Recently, the House Judiciary Subcommittee on the Constitution conducted a hearing on “Class Actions Seven Years After the Class Action Fairness Act.” At the hearing there was an appeal by two of the witnesses to get rid of cy pres awards in class actions.
A cy pres award occurs when funds from a settlement or judgment that belong to the class are distributed instead to organizations for the benefit of the class. Getting rid of cy pres awards would have a devastating impact on NACA and other non-profit organizations, including legal aid groups, as they provide a critical source of funding. With the assistance of cy pres, NACA is able to support attorneys around the country who represent consumers victimized by fraudulent, abusive, and predatory business practices. Cy pres distributions are also a major source of funding for legal aid groups who play a key role in ensuring access to justice for the country’s most disadvantaged citizens. Furthermore, as I’ve mentioned in previous blog posts these groups are already facing cuts across the board at the federal, state and local level, as well as reductions in the proceeds from Interest on Lawyers Trust Accounts (“IOLTA”).
During the House Committee hearing, Martin Redish of Northwestern University School of Law argued that the awards create “faux” class actions. John Beisner, a partner at Skadden, Arps, Slate, Meagher & Flom, testifying on behalf of the U.S. Chamber of Commerce, said cy pres awards in many cases are used merely to justify attorneys’ fees by inflating the size of the class award.

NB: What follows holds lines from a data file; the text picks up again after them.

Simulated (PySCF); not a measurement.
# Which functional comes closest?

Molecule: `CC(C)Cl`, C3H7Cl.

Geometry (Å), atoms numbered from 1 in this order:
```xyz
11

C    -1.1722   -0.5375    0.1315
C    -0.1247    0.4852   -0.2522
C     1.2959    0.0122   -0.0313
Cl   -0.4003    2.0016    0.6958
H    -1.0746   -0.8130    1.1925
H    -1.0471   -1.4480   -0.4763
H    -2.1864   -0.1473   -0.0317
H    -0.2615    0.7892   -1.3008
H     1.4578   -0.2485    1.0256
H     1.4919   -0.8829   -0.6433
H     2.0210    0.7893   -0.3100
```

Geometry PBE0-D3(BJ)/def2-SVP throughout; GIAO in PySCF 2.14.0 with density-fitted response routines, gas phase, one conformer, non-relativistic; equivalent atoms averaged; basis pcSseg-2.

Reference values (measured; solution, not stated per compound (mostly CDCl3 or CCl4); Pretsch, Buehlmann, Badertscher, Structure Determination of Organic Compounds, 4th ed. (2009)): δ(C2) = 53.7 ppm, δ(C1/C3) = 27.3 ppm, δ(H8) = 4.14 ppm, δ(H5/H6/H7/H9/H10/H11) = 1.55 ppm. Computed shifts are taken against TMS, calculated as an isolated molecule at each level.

We disagree. We believe that distributing class funds directly to class members is the best use of these funds, but when this is not feasible or when there are additional funds available, a cy pres distribution to a non-profit organization is appropriate when they provide an indirect benefit to absent members of the class or to further the purposes of the statutes that formed the basis for the underlying litigation. For instance, a case that challenges predatory lending practices that result in houses being foreclosed upon could be appropriate for residual funds to be distributed to non-profit organizations that address foreclosure prevention work. Unclaimed funds in class actions are certainly better served with non-profit groups than the defendants claiming these residual funds for themselves, the very people who admitted to misconduct or unlawful activity against the class action members.
While we know that legislation to amend CAFA to repeal cy pres awards is unlikely in this Congress, NACA is determined to protect the appropriate distribution of cy pres awards and will work hard to prevent any attempt to abolish this important source of non-profit funding.